I'm on holiday next week, so I'll be handing over the reigns to Isabelle for next week's newsletter.
We are in the process of planning a lot at the moment of what the future of Wine List can look like. We live in a world where people overpay far too frequently for bad wine. For a long time, big wine brands (see Blue Nun, Mateus, Blossom Hill) told us what to like.
But we've seen the world change. Big universal brands in food and drink don't fit into the modern consumer landscape. In beer, Britain went from having hundreds of breweries to just a dozen or so in the mid-2000s, and it has now climbed back to its peak.
More than ever, we want to know what we are consuming, whether it is ethical, or authentic, and importantly why it tastes the way it does. Knowledge in food has become a hobby. The last four decades have seen cooking go from domestic chore, to a world where baking sourdough or owning a sous vide machine is increasingly common.
When we talk to members of our community WhatsApp groups, I genuinely feel like wine is starting to pick up this trajectory.
There's a future where we enjoy wine more on a daily basis. Not just drinking it but enjoying the culture of it, in the way we enjoy watching Masterchef on TV. The byproduct of that is we all drink better wine all of the time.

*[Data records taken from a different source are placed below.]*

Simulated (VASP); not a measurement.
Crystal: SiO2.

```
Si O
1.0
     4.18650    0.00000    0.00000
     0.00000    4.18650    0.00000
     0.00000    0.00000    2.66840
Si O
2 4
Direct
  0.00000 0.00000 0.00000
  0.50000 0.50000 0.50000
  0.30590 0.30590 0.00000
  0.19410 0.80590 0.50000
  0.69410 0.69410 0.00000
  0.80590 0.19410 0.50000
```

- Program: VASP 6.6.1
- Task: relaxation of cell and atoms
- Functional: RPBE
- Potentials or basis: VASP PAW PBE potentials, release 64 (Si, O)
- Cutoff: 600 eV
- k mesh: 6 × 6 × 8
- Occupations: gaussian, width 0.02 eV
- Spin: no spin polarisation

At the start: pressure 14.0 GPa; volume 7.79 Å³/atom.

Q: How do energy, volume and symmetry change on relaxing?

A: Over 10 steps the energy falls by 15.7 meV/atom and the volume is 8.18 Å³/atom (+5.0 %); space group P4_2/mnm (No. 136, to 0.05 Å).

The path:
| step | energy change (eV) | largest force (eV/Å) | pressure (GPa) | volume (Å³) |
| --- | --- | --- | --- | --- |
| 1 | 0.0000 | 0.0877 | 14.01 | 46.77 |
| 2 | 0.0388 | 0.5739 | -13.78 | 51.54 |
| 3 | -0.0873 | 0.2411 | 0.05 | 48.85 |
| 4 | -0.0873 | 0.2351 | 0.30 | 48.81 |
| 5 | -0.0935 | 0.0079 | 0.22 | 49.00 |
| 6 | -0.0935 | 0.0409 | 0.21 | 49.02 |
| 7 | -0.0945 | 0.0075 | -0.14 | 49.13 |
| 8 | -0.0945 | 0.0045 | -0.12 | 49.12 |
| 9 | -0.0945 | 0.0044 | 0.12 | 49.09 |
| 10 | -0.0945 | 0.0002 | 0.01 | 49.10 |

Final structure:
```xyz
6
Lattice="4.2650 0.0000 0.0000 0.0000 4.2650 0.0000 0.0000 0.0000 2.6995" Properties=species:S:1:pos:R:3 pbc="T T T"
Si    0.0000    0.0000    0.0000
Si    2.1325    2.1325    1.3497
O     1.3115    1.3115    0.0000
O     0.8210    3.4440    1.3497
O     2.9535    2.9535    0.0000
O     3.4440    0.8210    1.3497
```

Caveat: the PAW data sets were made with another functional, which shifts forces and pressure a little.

We are starting to head in this direction – with the content we are producing, the conversations in our community, and the ways we're delivering you the best lesser-known wine – increasingly by the glass, and same-day delivered. But, we also have a lot planned – you'll hear more from me in coming months as we share what's coming next at Wine List HQ.
Happy Tasting, Josh
Rías Baixas and great pinot
Asda Extra Special Albariño (Asda, £8) has the classic peach and lemon aromas of this Northern Spanish wine. On my current supermarket Rías Baixas rankings, Lidl (£7.99) is still my number one, with Sainsbury’s (£10) just beating Asda to second place. This one is a really citrus-y version with a little less plumpness than the Lidl one.
New Zealand pinot noir is always earthy and almost savoury. This Asda Extra Special Pinot Noir (Asda, £9) is suited for food. It’s light body and earthy character mean it’s a great pairing with fish. You don’t always have to have white wine with fish and this pinot is a great example of that. Try mackerel, sea bass or even cod.
For a richer style of New Zealand pinot noir, Akarua Bannockburn (Wine List, £28) is much fuller in body with oak ageing and the classic vanilla notes that go alongside that. You’ll still notice the classic earthy quality of New Zealand pinot noir, but far more concentrated making it more suited to a cheese board than to fish.
What's in an ocean?
If New Zealand was placed in the Northern Hemisphere, it would stretch from North Africa to Paris. Dwarfed by neighbouring Australia, we can sometimes forget how large it is.
New Zealand’s wine making regions are focused in the warmer North Island. The very south is too cold to ripen grapes. But how come we can grow grapes much further from the Equator here in England?
Europe benefits from the warming effect of the Gulf Stream. It’s an ocean current that begins in the Gulf of Mexico and flows across the Atlantic Ocean. It travels at two metres per second, reaching Europe with warm waters.
These have a huge affect on our climate, keeping the air warm and allowing grapes to ripen. It is estimated to make Europe around five degrees warmer, stretching out our winemaking regions further north than anywhere else in the world.
Did you know?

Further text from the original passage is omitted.